Google gets to this page fine but then it does not continue on with the links...also google doesnt even spider some of the links on my main page even though it gets to other links on my index just fine!

Any further ideas or help would be greatly appreciated!
Thanks,
Kevin

johnsmith2003

9:21 pm on Apr 5, 2003 (gmt 0)



Google crawls are weird. I happen to know how googlebot works, but I won't go into details.

ikbenhet1

9:24 pm on Apr 5, 2003 (gmt 0)

10+ Year Member



You might wanna put </HEAD> before <BODY> in there.

<added>what mvadic said, but make sure you put the </HEAD> tag in there because your html structure is not correct. try a search for "webmasterworld validator" on google</added>

[edited by: ikbenhet1 at 9:32 pm (utc) on April 5, 2003]

mcavic

9:27 pm on Apr 5, 2003 (gmt 0)

WebmasterWorld Senior Member 10+ Year Member



I'd suggest getting some sites to link to you, get listed in Yahoo and DMOZ, and give it another 2 or 3 months.

If you search site:www.debian.org debian, it'll come up with
43,600 pages. So obviously, Google goes deep if it likes the site. :)

uci_bink

10:04 pm on Apr 5, 2003 (gmt 0)

10+ Year Member



Thanks a lot for the heads up on the </HEAD> tag!
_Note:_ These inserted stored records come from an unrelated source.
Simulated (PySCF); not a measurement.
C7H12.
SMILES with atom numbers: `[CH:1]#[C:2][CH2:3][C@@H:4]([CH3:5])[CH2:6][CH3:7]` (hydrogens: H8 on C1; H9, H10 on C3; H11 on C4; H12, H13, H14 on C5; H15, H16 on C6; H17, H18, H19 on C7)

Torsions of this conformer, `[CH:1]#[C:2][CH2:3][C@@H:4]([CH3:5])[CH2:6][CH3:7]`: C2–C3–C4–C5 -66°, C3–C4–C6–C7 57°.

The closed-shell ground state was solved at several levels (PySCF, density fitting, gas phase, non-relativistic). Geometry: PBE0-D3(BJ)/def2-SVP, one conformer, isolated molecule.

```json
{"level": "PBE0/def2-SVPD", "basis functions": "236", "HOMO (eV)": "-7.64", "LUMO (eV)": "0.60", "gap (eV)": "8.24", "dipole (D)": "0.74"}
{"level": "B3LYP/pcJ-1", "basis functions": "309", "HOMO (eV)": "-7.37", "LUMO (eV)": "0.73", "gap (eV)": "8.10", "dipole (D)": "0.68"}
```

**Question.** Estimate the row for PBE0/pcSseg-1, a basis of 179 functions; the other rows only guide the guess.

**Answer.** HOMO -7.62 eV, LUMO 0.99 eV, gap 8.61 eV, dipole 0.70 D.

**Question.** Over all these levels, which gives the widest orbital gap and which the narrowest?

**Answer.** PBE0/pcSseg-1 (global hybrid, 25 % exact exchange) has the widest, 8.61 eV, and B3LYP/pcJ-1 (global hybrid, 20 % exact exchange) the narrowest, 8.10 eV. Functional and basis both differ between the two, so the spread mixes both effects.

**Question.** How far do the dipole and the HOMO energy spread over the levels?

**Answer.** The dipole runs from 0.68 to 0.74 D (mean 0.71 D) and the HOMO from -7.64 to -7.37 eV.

Just missed it I guess....I will take a look at the HTML validator and check that out...but like others have suggested maybe it is just a matter of time.

Hopefully after the next update my PR will go up a little bit and then maybe the bot will have a little more love for me and crawl the site a little deeper, it just doesnt make much sense for it to only hit pages linked from the home page and go no further than that.

Well...we will see when update begins, hopefully the deep crawler will go through everything next time. If not then you will see me on here asking a bunch more questions :)

Thanks a lot!
Kevin